[v4,2/2] crypto: x86/aes-gcm - rewrite the AES-NI optimized AES-GCM

From: Eric Biggers <ebiggers@google.com>

From: Eric Biggers <ebiggers@google.com>

Rewrite the AES-NI implementations of AES-GCM, taking advantage of
things I learned while writing the VAES-AVX10 implementations.  This is
a complete rewrite that reduces the AES-NI GCM source code size by about
70% and the binary code size by about 95%, while not regressing
performance and in fact improving it significantly in many cases.

The following summarizes the state before this patch:

- The aesni-intel module registered algorithms "generic-gcm-aesni" and
  "rfc4106-gcm-aesni" with the crypto API that actually delegated to one
  of three underlying implementations according to the CPU capabilities
  detected at runtime: AES-NI, AES-NI + AVX, or AES-NI + AVX2.

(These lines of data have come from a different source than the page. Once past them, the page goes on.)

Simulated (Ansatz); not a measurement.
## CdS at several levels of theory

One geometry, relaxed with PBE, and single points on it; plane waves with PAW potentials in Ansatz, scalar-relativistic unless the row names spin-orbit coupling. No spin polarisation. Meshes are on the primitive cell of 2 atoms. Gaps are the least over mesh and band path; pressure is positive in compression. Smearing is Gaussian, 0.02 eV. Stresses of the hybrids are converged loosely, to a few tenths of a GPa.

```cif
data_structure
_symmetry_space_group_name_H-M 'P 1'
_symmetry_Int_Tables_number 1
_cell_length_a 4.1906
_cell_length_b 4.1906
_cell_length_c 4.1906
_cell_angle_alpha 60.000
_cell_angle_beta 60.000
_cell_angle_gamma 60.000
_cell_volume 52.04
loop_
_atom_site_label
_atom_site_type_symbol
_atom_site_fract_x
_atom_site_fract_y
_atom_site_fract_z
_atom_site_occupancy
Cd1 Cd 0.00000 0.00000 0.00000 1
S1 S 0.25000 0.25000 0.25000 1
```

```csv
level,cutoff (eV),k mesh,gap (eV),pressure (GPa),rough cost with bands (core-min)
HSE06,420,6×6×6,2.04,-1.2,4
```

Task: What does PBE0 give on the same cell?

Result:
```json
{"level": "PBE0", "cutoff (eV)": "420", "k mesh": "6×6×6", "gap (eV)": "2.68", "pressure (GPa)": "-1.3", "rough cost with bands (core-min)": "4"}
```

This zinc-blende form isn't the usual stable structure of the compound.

- The AES-NI + AVX and AES-NI + AVX2 assembly code was in
  aesni-intel_avx-x86_64.S and consisted of 2804 lines of source and
  257 KB of binary.  This massive binary size was not really
  appropriate, and depending on the kconfig it could take up over 1% the
  size of the entire vmlinux.  The main loops did 8 blocks per
  iteration.  The AVX code minimized the use of carryless multiplication
  whereas the AVX2 code did not.  The "AVX2" code did not actually use
  AVX2; the check for AVX2 was really a check for Intel Haswell or later
  to detect support for fast carryless multiplication.  The long source
  length was caused by factors such as significant code duplication.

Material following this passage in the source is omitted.